The online marketplace; the sharing economy; P2P, or the gig economy; no matter what you call it, there now exist a borderless marketplace where both individuals and businesses can exchange value for money. Powering this new sector is a digital infrastructure to ease arrangements and payments, gauge reputation and quality, and transform a clunky process into a seamless experience.
Welcome to the new world of trust platforms.
The progress of commerce has parallels with the progress of trust. At first, all business was face-to-face and the parties could inspect the goods and payment personally. By establishing payment systems, third-parties (such as banks) could vouch for a party and remote transactions became a possibility. Trust platforms take commerce to the next level, not only vouching for payments but the entire value chain.
Trust platforms are made possible by the proliferation of big data and the tools to quickly share and analyze that data. Through these data analyses, patterns emerge that help uncover bad actors, or conversely, highlight trusted parties.
AI and Machine Learning
Data such as identity, payment profiles, patterns of use, feedback, reputational scores, location and numerous other data points is combined, filtered, scored, weighted and then tested and tweaked in ongoing cycles to optimize performance. AI and machine learning finds data patterns that were previously undetectable.

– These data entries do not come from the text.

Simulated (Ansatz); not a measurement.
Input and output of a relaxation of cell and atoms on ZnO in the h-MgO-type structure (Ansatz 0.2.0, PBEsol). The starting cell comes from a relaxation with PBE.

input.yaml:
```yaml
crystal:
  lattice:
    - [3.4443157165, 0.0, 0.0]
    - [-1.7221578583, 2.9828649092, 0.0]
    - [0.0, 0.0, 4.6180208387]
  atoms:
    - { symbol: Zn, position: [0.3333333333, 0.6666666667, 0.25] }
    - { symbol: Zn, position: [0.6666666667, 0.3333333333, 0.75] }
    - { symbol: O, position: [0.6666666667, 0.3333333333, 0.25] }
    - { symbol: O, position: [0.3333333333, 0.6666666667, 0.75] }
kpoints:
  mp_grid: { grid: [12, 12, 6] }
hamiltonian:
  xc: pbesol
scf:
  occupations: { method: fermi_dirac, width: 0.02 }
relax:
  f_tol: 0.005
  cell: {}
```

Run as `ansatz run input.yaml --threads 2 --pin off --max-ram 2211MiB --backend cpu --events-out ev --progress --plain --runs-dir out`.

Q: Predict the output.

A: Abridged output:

The impact of these developments in the trust infrastructure is enormous. Consider Airbnb; it owns no significant amount of real estate. It doesn’t employ numerous front-desk, maids, bellhops and other hotel staff. But yet, Airbnb is valued at $38 billion, which makes it one of the largest accommodation companies in the world and it’s only been in business for 10 years.
Another poster child for the sharing economy is Uber, valued at $72 billion, which is more than GM. They don’t own a fleet of vehicles (except for some self-driving cars they are testing), they don’t have production plants, but yet they are one of the biggest transportation companies in the world.
These examples demonstrate the extreme scalability of the trust platform model. The true value of these businesses is the data, the algorithms that manage that data and the resulting trust. As opposed to physical goods, scaling data and trust does not require scaling of inputs. Once the system is productive, expansion does not require re-design or rebuilding; rather, the process is additive, plugging in more value with every new element at a fractional cost.
Decreasing overhead infrastructure costs and improving scalability are not the only economic advantages of trust platforms. The ability to quickly add new service offerings or change business practices makes for a more nimble and adaptable organization. A flexible work force enables more responsive resource allocation.
A future of trust
The biggest economic impact is the leveraging of previously untapped potential. For example, before Airbnb, valuable real estate would sit unoccupied and unutilized. Now, with an effective trust model in place, owners can easily lend out their property when they want for extra income. Travelers get a larger inventory of places to stay, often at major cost savings compared with hotels.
As long as people provide service excellence, they can improve their reputational score and reap the rewards that come with it. Trust platforms promise a democratizing of service, where a world of talent is available for the next task, the winners being the ones that can provide the best service.
Note, this revolution is just starting and the tools will become increasingly sophisticated. There will be more data sources, better data analysis and more people participating in the platforms. Distributed ledger technology offers opportunities to better govern and share value. Whole new organizations can spring up that are built up as decentralized entities, not as corporate structures, and these organizations will be even more nimble, scalable and market-expanding.
Through the building of trust online, every person on the planet will have more opportunity to determine their own prosperity and more options to experience different places, people and connections. In the end, all the technology, all the systems, are secondary to the true revolution — the revolution of trust.